Pressure and Coverage in Cal’s New 3-4 Defense

In my last post we saw some of the ways that our new 3-4 defense differs from the 4-3 that we've been running for the last four years. Even though the front is where the most obvious differences between the 3-4 and the 4-3 are, our defensive switch also has strong implications for coverage. In this post I'm going to describe our base coverage package, with an emphasis on how front play and pass coverage interact. By looking at how the various parts of the defense fit together, we can get an idea for the new strengths (and weaknesses) that our switch to the 3-4 will bring about.

Pass Rush by the Numbers

The most common coverages in football assume a four-man pass rush with seven coverage defenders on the back end. Cover-2, for example, is a 2-deep, 5-under zone coverage, Cover-3 is a 3-deep, 4-under zone coverage, and so on. This ratio of 4 rushers to 7 pass defenders is the norm.

When you run a 4-3 defense, your four rushers will almost always be the four defensive linemen. You can add unpredictability by bringing extra rushers on a blitz, but when you're only rushing four, it's obvious that those four will almost always be the DL.

One of the nice things about the 3-4, in contrast, is that a four-man pass rush will necessarily involve a blitz; you only have three defensive linemen on the field, and so if you bring a fourth rusher, it'll have to be a LB or DB. By mixing up who that fourth rusher is, you can add unpredictability to what would otherwise be a vanilla 4-man pass rush.

Playing Cover-4 in the 4-3

Under both Buh and Kaufman, our primary coverage was Cover-4 (a.k.a. Quarters). This is a zone coverage, and works by putting three defenders (CB, Safety, and OLB) in a triangle over two receivers:

Cover-4 Triangles

To oversimplify the coverage, the CB lines up outside of everybody and takes the first receiver who comes outside. The OLB lines up inside everybody and takes the first receiver who comes inside. The Safety lines up deep and takes the first receiver who runs deep. All three defenders are in a great position to carry out their assignments.

That all sounds good, but Cover-4, like all coverages, has some weak spots. One problem, for example, is that it can be weak in the flats:

Remember that this coverage wants to use the CB to defend outside-breaking routes. When the inside receiver (H) runs an out route, then the CB should be there to take it away. In the diagram, however, we see that the outside WR (X) is running deep. This can influence the CB to run deep as well, which vacates the flat and takes that CB out of position to defend the out route to H. Furthermore, because the SLB is lined up inside, he’s going to have a tough time defending this play.

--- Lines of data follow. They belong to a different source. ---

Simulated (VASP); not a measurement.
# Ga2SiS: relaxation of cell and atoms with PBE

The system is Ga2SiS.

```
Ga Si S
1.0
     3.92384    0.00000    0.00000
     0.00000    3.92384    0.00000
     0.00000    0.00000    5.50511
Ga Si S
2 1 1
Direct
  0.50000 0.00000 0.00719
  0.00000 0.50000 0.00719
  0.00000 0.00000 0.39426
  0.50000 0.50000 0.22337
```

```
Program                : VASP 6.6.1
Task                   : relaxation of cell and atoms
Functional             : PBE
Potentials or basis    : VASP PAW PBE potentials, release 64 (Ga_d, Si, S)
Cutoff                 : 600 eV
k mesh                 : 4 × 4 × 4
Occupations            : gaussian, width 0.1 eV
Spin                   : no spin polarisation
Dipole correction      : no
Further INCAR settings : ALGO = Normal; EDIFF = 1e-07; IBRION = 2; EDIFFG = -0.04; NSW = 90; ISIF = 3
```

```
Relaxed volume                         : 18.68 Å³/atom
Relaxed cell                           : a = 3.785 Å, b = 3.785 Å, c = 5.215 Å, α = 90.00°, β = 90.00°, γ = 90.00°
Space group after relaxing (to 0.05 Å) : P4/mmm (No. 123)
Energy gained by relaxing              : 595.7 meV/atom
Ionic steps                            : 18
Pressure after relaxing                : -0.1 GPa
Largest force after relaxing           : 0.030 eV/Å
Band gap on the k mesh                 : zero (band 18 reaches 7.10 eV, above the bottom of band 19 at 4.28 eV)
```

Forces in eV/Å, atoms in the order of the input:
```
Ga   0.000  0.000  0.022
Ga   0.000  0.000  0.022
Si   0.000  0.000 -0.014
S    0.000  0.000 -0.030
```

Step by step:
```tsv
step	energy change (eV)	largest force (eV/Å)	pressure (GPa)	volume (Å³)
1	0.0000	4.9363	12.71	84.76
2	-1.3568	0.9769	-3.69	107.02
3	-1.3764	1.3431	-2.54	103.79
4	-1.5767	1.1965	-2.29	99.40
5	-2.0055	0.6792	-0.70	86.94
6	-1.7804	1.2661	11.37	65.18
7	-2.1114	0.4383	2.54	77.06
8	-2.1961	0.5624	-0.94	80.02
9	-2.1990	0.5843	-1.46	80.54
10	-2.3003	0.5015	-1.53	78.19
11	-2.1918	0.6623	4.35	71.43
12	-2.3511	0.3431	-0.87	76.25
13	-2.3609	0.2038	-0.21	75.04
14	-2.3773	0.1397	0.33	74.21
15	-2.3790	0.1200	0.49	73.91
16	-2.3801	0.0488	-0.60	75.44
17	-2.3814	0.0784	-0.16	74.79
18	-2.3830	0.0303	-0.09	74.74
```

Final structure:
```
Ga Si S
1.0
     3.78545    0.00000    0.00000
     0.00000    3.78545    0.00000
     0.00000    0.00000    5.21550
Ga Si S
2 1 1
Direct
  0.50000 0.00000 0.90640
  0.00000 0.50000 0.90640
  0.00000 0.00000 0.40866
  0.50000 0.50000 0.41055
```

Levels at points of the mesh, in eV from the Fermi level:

This is the kind of thing that Cover-4 can be susceptible to. If you want to eliminate this weakness, then you have to change your players’ alignments. Here’s a variant called 4-Robber, which we also ran a lot with Kaufman:

The key here is that the SLB has shifted to an alignment outside of the H receiver. This change in alignment puts him in a good position to defend out-breaking routes, and relieves the CB of the burden of covering these routes. This frees up the CB to play tighter, more aggressive coverage on the X receiver.

DeRuyter’s Answer in the 3-4

In the spring game, our default was to widen the OLB’s (Sam/SL and Jack/JL) much like we saw in 4-Robber. Our OLB’s were basically playing heads-up over the slot receivers:

When those slot receivers ran outside, the OLB’s ran with them, giving us good, aggressive coverage in the flats and freeing up the CB’s to play aggressive coverage on the outside:

Because those OLB’s are out wide in coverage, our fourth pass rusher (if we use one) will be an ILB (either Mike/ML or Will/WL):

OK, so we can get our 4-man rush, and we’ve found a way to defend the flats. That’s nice, but it also opens us up to some new problems. Now, because those OLB’s have widened, they’re more vulnerable to getting beat to the inside:

This is a new problem that we’ve created by pulling our OLB’s to the outside, and we need an adjustment to make sure that we don’t get killed by it.

Changing up the Blitzer

Above, when we talked about switching between plain Cover-4 and 4-Robber, I mentioned that changing your coverage requires a change in alignment. This alignment change, unfortunately, makes it easy for the QB to tell when you’ve made an adjustment. If your SLB is lined up to the inside, then you’re in plain Cover-4:

If your SLB is lined up to the outside, then you’re in 4-Robber:

The SLB has to line up in different places to be able to carry out his different assignments, and so his alignment gives the QB a useful key.

In DeRuyter’s 3-4, on the other hand, we don’t have to change anyone’s alignment to make coverage adjustments. Instead of changing our LB’s alignment, we can just change up who the blitzer is. If we want to play wide and take away the flat, then we can blitz an ILB and leave the OLB’s in coverage:

If, on the other hand, we need to take away the inside, then we can keep the exact same pre-snap alignment, but blitz a different LB:

In this last diagram, the slot receiver (Y) runs a slant, and the Will (WL) is sitting inside in perfect position to defend it. We’ve changed our coverage by changing the blitzer, but we’ve done it without changing anybody’s alignment and tipping off the QB that something new is coming. In this way, by playing a 3-4 and having flexibility in terms of who our fourth pass rusher will be, we can keep our coverage adjustments hidden until after the snap. The 3-4 gives us this kind of versatility, and fits well with DeRuyter’s desire to constantly mess with the QB’s reads.